Hey there.. been a bit since I last spoke about portal(game) life. Here's something I have wondered a bit about.. How do you go about expressing yourself in a world or realm? especially if the place doesn't give you socials fit for the occasion you are searching for?
In the realm I have been spending the most of my time of late, I have two 'expressions' that cannot quite be governed by socials.
one, when I am happy, or especially pleased to see someone... I will often run around them in a circle. If the person is just as happy to see me, they will often join me and it will become a circle chase around a room.
and
two, If I am displeased with someone.. I will often *thump* the one I am unhappy with, as a sort of expressive warning. (like in the case of jealousy) and Yes, I have been known to occasionally *thump self* as well...usually when I just realized I am being especially dense about something.
I often wonder though, what others use to express themselves, when the world's socials just aren't fitting for the expression? (And no, I'm not speaking of expressions that are best left between two people in a private setting.)
also..
I wonder how people separate the difference between the portal life and that of rl?
To me, the online worlds are much like a sub-world in itself.. one is here, and the other, there. The only 'grey' areas being within the realm of feelings, which are real, no matter what world they happen to be in. Sometimes, this works out and I have a lot of fun,... and sometimes I get entangled in which direction I should 'really' go with what I feel. I try hard to show the difference in realms by the use of the names I was intro'd with.. even if I know their other-world names.
introspection.. (don't expect it to make a whole lot of sense.)

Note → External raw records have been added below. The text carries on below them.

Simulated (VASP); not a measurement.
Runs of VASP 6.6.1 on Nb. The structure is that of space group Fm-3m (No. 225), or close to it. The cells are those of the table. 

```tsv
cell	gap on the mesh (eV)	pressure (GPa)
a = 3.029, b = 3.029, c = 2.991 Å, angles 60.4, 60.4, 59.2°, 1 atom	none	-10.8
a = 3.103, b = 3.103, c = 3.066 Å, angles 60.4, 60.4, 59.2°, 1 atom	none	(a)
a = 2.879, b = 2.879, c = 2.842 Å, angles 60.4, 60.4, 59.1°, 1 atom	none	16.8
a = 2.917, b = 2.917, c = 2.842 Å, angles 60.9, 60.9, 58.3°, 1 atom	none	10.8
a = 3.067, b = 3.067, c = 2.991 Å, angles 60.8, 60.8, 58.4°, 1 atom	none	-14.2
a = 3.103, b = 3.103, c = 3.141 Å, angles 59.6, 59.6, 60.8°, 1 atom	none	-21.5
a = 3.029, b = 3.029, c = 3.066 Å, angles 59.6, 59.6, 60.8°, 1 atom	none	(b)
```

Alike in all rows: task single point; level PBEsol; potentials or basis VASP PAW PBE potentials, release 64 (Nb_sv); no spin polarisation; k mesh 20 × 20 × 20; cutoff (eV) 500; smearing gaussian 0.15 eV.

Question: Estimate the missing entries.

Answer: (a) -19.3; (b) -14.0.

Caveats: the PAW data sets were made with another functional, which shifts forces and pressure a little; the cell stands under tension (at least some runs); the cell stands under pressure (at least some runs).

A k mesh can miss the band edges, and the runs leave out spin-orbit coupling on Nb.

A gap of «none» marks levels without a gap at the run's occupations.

Recently, I have been given to leave a ring behind, and have been invited to pick up another. I'm a little sad to have to leave the ring.. it was no longer fun for the person dropping it.. But his feelings were more expecting then mine were... likely expecting a reaction I didn't give. Part of me, wants to simply be done with rings altogether.. so tired of expectations I can't/won't fulfill. and stymieing my wish to be happy with a partner.. who is happy with me. Even as I rage about how my partners knew how it was from the start.. and yet, each time, there was a step too far and a ring was dropped... causing unhappiness and even agony. (shades of a rl ghost.. an agreement for a simple relation.. that went overboard in a bad way. to the tune of 'Jim' I believe. *shiver*)
The one inviting me to pick up a ring, is a puzzle to me a lot of times. A puzzle in a different form then the one who recently dropped one.
The previous puzzle was mostly a simple why. I couldn't understand why such an opposite would wish to be aligned. I tried to allow for the possibility.. but perhaps it was my fault that it simply wasn't there for me. I am relieved to think that perhaps we can still be friends. (shades of a saying... guys cannot be just friends with girls.. still dunno what to think of that.)
this new invite though.. is a puzzle in the form of seemingly out-of-nowhere bursts. the bursts being not necessarily annoyed... Although It sometimes feels like it. Sometimes its just saying something unexpected.. not knowing just how i should reply... or if I should. I do like this one though. rather in spite of this, or maybe because of this, I'm not sure. ..very interesting to my sense of curiosity though... very tempting. and I would, if I'm not watching it, try to follow behind him like a waggy-tailed puppy on a leash. (and to think he has the tendency to dash off a lot and of a sudden too. lol!)(I am soo not a canine!) I value this a great deal.. I sometimes wonder at the depth... and if it's worth the effort and risk to even consider... especially as I'm fairly certain the expression would not be returned... and even in that, why I might wish it to. Must I have a cut-n-dried cold-faced limit imposed? Isn't that too much to expect though? Is it even possible? ..even to that of myself? hmm..
so I pause. would this just be inviting a change I'd rather not experience again? I'm really tempted.. wanting to be with.. and yet, not caring for the possible burst of negativity that has come several times before,.. in spite of whatever efforts to keep the situation from developing. I really don't wish to lose.. or risk losing this friendship. I know there's a chance.. a possibility that it will prove the magic combo and be fun again for both of us.. but what are the odds vs the result I am so afraid of?
I -will- prevent myself from becoming a 'Jim'. the very thought scares me into instant back-peddle... and shivering hesitation. ugh!
soo many questions!.. and no real confidence to ask them. :(
Listening to: KAT-TUN...and varied jpop/kpop/tpop
Current Show: dramas... as yet.
Feeling: A little confused and sad, but alright.
Internet Tabs: AZNV.TV, Mabinogi
Obsessing Over: Still trying to escape from reality
Current Rant: jealousy? I know it happens. I know
it shows insecurity.. that it can be both bad and good,
really. but... why does it have to happen?